Bishop Blair: "The Universal Call to Holiness"
Bishop of Toledo Leonard Blair writes in the February 2009 issue of The Catholic Chronicle:
The universal call to holiness(emphasis added)
Written by Bishop Leonard P. Blair
Friday, 06 February 2009
... It is one thing to see the "universal call to holiness" depicted in marble. It is quite another to catch a glimpse of it in flesh and blood, as I did on Jan. 21. That evening I was present in the Basilica of the National Shrine for the annual Mass on the occasion of the "March for Life" in our nation’s capital. Several ,hundred members of our diocese, including many young adults, were participants with people from every part of our country.
This event is a living model of the "universal call to holiness" not because the Catholics of every age group, ethnicity and state of life who went to Washington are holier than other people (and in any case, only God knows the true state of any individual’s soul). Rather, what is striking is the public witness that is given to Christian holiness as a call to the "perfection of love" beyond the private sphere. It is a call that leads to "a more human manner of life ... in earthly society." It is a call to work and pray, to speak up and to stand up for our neighbor, both unborn and born, in keeping with the most fundamental truth from God about the dignity and rights of every human person.
For a very long time we Catholics in the United States were raised to keep our faith to ourselves in order to get ahead in a society marked by anti-Catholic bigotry. After the upheavals of the 1960s there was a short lull because it was thought that the church was ready to become "mainstream" by abandoning many of her teachings on faith and morals. Anti-Catholicism is now returning with a vengeance because the church remains steadfast regarding abortion, contraception, divorce, homosexual behavior, etc., not to mention other issues of social justice.
The drama of social change has been unfolding for a very long time. Recently I read a highly acclaimed biography of President Theodore Roosevelt, in which the author offered the following description of Oliver Wendell Holmes Jr., President Roosevelt’s appointee to the U.S. Supreme Court in 1902, more than a century ago: "In his world," the author writes, "there was neither absolute good nor absolute evil — only shifting standards of positive and negative behavior, determined by the majority and subject to constant change. Morality was not defined by God; it was the code a given generation of men wanted to live by. Truth was ‘what I can’t help believing.’ Yesterday’s absolutes must give way to ‘the felt necessities of the time.’ " (Edmund Morris, "Theodore Rex," p. 130)

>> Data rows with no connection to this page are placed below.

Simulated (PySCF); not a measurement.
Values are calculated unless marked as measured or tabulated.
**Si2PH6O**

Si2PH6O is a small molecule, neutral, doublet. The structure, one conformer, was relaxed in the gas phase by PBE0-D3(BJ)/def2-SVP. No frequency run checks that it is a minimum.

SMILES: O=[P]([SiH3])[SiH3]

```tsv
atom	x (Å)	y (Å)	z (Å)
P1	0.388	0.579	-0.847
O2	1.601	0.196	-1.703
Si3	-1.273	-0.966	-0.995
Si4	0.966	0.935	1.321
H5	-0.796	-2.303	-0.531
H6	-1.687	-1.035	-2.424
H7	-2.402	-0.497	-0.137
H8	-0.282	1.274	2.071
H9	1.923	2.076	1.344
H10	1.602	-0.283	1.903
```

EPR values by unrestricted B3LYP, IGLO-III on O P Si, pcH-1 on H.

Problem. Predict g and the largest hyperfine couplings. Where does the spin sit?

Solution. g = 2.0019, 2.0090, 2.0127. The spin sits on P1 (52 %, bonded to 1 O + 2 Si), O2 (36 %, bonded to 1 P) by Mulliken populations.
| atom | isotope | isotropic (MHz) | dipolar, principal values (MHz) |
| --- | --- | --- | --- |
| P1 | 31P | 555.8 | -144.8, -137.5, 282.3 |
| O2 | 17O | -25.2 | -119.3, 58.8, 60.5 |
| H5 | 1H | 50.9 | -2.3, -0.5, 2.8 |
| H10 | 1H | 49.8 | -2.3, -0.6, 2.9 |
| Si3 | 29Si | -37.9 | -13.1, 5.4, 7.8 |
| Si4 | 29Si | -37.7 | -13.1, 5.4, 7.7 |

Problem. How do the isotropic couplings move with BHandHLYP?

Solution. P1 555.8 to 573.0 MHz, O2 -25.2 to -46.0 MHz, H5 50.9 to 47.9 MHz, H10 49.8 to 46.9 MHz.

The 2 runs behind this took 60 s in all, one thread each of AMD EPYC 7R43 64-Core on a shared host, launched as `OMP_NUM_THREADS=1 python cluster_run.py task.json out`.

This worldview now reigns supreme. And there are many who argue that the call to holiness — including fundamental questions of justice based on right and wrong — has little or nothing to do with a Catholic’s daily life in the world. We should just mind our own business, they argue, and keep our beliefs on these matters to ourselves behind the closed doors of private devotion, personal virtue and religious exercises. Yet, when scoffers look back over 2,000 years to discredit the Christian faith, isn’t it precisely the historical failures of Christians both to denounce and renounce public injustices and evils in society that bolster the false claim that Christianity is either a failure or a fraud? ...
[Read the whole thing]
© Copyright 2002 - 2009 Catholic Chronicle
The Official Newspaper of the Catholic Diocese of Toledo
God bless my Bishop. I'm glad to have had the opportunity to tell Bishop Blair last week how much I enjoy and appreciate his monthly column in The Chronicle.